How I survived the toilet paper frenzy.

I entered my local shopping centre with the intention of just stocking up on the essentials like a bag of rice, some tins of tuna and a couple of bags of frozen vegetables. But I crossed the line, I entered the aisle where the newest hot commodity, toilet paper used to reside.

Now being an ex-plumber, I understand the need and importance of those valuable squares of 2 ply paper. Working on many new houses on the outskirts of Sydney, carrying your own toilet paper was essential. I remember very clearly, one morning when I had just arrived at a house site in Yarrawarra, south of Sutherland. I had driven from Hornsby, and I was busting to go. I was in luck; I had a roll of toilet paper. I grabbed it and headed into the bush at the rear of the site. I only just made it behind a large rock and was relaxing into it. I looked up, and to my horror just off in the bush was a man sitting on a balcony that I just did not see, watching the entire proceedings. I was beyond the point of no return, I finished, quickly covered the toilet paper with leaves, and with out looking up, was out of there.

So, the entire focus on stocking up on toilet paper, just in case, is a severe ‘first world problem.’ The media are just having a wonderful time. The bush fires, the flooding and now toilet paper. They will not be satisfied until we have zombies running wild. But it is not the zombies we should be scared of. Whilst checking out with my meagre supplies, there was a trolley of items that had been discarded at the cash register. To my delight there was a six pack of 2 ply just sitting there. As I picked it up, a woman literally snatched it out of my hands, and mumbled that she needed it more than me. It has begun.

But what is this obsession all of a sudden on our hygiene? Will the world end if we do not have toilet paper? News flash, you cannot eat toilet paper. One of my earliest memories as a child was driving with my father to his afternoon hockey match, somewhere near Buckinghamshire, I remember forests and leaves. I was only a young boy and at that age, filling my pants was a definite option to me but not to my father. He pulled over, and to his credit used a bunch of large maple leaves to clean me up. Who needs toilet paper? We have survived for thousands of years by using leaves. I reckon that this must have traumatised my father as it was him many years later that said I would be a great plumber.
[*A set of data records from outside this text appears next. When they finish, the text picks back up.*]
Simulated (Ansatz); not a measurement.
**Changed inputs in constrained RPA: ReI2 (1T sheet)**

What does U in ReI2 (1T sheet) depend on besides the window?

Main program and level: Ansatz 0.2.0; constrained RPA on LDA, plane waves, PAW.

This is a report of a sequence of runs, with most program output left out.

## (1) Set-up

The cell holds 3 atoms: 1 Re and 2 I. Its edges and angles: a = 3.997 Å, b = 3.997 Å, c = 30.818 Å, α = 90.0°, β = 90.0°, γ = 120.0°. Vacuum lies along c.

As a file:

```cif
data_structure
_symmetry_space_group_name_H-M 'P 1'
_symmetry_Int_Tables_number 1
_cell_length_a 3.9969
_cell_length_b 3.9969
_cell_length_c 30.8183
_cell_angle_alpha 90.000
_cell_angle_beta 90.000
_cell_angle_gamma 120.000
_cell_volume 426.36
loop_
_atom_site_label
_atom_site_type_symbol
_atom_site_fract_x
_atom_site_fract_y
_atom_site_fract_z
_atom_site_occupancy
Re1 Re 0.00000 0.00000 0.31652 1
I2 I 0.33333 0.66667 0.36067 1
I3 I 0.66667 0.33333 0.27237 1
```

We all know that this is not about the toilet paper. It is fear, pure and simple. Like the ‘Walking Dead’ it is not the zombies that we have to be careful of, it is our fellow humans. The homo sapien is the most brutal of any of the current life forms that inhabit the earth. I don’t think I need to give you examples. Our savagery towards animals, each other and the planet is beyond reproach. I can hear you now, ‘but we can all make a difference.’ I don’t think so. So, for us to reach a moral and loving tipping point that would signal an end to the hostility we inflict on each other, there would need to be a gigantic shift in our own awareness. In the meantime, as we squabble over bloody toilet paper, we need to prepare for the worst, but to expect the best.